How do your center your Easter traditions around Christ?

One of our Sabbath Day traditions is to have a “Sunday Scent” (like the ancient temple in the Holy Room) and we light a candle like the Menorah. Each Sabbath morning we have a family prayer and Mom lights the candle to be lit all day. We put a pot of water with cinnamon sticks, oranges and cloves on the stove to simmer all day. During the Holy Week, we do this tradition each day all week long in addition to our other Resurrection Celebration traditions.

This year we added a NEW TRADITION to our Easter Week – A Resurrection Basket! We begin on Palm Sunday and add an item(s) each day. We place the basket on the center of the table, a place we can see it throughout the day.

Sunday – Palm Sunday

We read Matthew 21:1-11 and discuss the Triumphant Entry and its significance. We often talk about how it relates to the Passover Celebration and the day they “chose” a lamb to be sacrificed. When the children were younger we would act out the event with green towels for palm leaves and an older child being a colt and a younger child riding on him as Jesus.

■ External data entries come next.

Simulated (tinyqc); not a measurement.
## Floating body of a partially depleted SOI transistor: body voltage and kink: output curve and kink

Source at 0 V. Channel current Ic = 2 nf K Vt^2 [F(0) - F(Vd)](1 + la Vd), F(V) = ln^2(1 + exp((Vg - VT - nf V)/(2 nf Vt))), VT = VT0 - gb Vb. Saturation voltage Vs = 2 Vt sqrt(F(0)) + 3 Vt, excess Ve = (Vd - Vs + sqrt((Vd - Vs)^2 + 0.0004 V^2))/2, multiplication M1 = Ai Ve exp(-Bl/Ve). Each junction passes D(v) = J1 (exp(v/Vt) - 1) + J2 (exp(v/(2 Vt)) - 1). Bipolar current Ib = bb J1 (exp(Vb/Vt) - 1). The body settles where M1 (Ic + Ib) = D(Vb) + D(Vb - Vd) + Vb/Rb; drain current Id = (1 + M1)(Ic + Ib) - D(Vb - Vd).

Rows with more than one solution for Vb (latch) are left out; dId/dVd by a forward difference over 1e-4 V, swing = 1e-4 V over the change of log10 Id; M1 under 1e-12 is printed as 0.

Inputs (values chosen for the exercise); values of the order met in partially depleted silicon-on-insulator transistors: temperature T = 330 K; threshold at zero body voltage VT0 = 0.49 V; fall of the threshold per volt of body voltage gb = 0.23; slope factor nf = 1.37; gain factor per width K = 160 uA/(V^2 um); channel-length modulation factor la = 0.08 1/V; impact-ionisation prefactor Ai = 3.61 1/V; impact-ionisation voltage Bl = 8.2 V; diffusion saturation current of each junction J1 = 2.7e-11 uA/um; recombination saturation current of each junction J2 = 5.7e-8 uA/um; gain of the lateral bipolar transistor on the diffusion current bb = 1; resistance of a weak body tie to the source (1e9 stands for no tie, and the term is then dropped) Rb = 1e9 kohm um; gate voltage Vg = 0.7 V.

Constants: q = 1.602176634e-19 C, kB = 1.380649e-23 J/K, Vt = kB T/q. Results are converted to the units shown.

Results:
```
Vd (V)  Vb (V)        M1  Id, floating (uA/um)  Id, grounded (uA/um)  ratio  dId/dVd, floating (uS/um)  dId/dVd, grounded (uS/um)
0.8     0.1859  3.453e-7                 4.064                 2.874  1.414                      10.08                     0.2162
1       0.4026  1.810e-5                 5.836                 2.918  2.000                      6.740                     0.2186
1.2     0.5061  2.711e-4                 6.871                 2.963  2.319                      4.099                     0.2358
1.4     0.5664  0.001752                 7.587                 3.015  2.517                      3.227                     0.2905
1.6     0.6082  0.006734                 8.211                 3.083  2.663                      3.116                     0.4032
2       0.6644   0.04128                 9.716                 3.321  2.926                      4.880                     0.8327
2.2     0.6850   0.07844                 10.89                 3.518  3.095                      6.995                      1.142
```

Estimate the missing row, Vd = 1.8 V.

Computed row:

Resurrection Basket: Make a basket out of palm leaves. Or obtain a woven basket to represent a palm leaf basket to start collecting Easter symbols in throughout the week.

Monday – cleansing the Temple

We read Matthew 21:12–15; Mark 11:15–17; Luke 19:45–46 about Jesus cleaning out the worldly merchandise from “His” house (the temple). We discuss the importance of temples and they are God’s way of visiting his children.

white lilies

Resurrection Basket: add white Easter lilies (or other spring flowers) next to your basket to remind you of the importance, beauty, and purity of the temple.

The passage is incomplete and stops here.